I was paired with Surenisha Velasquez. The first day we met, Surenisha sat me down and explained who she was, what was important to her, and what she needed from me. This seemingly quiet young lady had so much to say, so much to worry about, and so much to ask… her grades and attendance were not due to laziness or an unwillingness to work hard, but rather a lot of external challenges that she was facing. Together, we talked about and worked through some of the struggles that she was having- with schoolwork, attendance and friends. It was amazing how quickly Surenisha went from being my assigned mentee to just another part of my life, a part that was different from the stresses of being a teacher. Taking 30 minutes to eat Wendy’s for lunch was not overwhelming, even when I had work to do. Walking Surenisha across campus to her classroom was no problem at all, even if I was tired or in the middle of something. All of a sudden, I had become a mentor, and what I realize now, is that so much of being a mentor is simply being there for another person.

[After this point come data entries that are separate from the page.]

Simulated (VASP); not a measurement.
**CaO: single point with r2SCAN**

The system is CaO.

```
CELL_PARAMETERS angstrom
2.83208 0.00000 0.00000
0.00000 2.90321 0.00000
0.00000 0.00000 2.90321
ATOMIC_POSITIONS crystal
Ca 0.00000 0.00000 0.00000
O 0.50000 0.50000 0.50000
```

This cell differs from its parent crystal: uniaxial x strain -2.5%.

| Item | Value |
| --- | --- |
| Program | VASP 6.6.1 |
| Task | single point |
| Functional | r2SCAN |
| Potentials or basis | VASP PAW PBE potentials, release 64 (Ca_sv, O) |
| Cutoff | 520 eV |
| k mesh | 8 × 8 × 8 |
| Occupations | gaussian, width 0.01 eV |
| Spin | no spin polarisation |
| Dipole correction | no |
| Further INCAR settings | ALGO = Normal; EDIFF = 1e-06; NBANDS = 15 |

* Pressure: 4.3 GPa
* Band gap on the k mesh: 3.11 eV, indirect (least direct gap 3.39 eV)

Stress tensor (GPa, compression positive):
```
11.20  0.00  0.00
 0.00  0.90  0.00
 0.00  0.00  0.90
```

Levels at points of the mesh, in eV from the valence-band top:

I can take little credit in the change in Surenisha’s grades, attendance and overall attitude towards school. She did the work. She stayed after school and during lunch to redo or complete missing work. She made sure to come to school every day, even on days where she could have skipped. She made sure to walk away from friends, teachers, or students who were frustrating her. All I did was make sure that I was there for her, and by being there, all I did was give her the space within the school where she felt comfortable and cared for. Surenisha worked extremely hard and was able to get her grades up and pass the 9th grade. She is now a happy 10th grader who is so busy and involved that she only has time to come check in with me once in a while, but it is always with a smile and a million things that are going great.

As a mentor, I thought that I would be teaching my mentee. However, I learned so much from mentoring Surenisha.  Life is prickly sometimes, and it can get extremely prickly for a high schooler who is trying to balance school, work, friends, family and everything that comes with being in high school. As teachers, we see the best and the worst sides of students we teach. Some days we see smiles and effort and 10/10 on classwork, other days we see frowns, tardies and 0/10s. What we have to remember is that we are teaching students, but working with real live people. Sometimes we forget that people are allowed to have bad days, weeks, months or even years. We forget that we should treat all people with kindness and respect. We forget that sometimes the people who seem like they don’t want or need love, actually need it the most. We forget all of this, when we as first, second or even tenth year teachers need the same things. I listened to Surenisha, she listened to me. I complained to Surenisha, she complained to me. I gave Surenisha advice, she gave it right back to me. Being a mentor means to have an equal relationship with another person, to help each other learn from one another and support one another through any challenges.

I still have sour days, I still find myself in the fetal position, and I still eat a lot of ice cream in year 2 of teaching. However, becoming a Success Mentor has done nothing but add sweetness to my experience working at Lawrence High School. Being a teacher is important, but being a mentor is equally if not more important. Mentoring Surenisha has helped ground me in why anyone who works with our youth does the work that we do – because we want to be the adults that help these young people grow into the people that will then help the future young people. We want a world where giving someone support, checking in, asking if they are okay is a regular occurrence. I am proud to be a Success Mentor and feel so fortunate to have gotten to build a relationship with such an incredible young lady.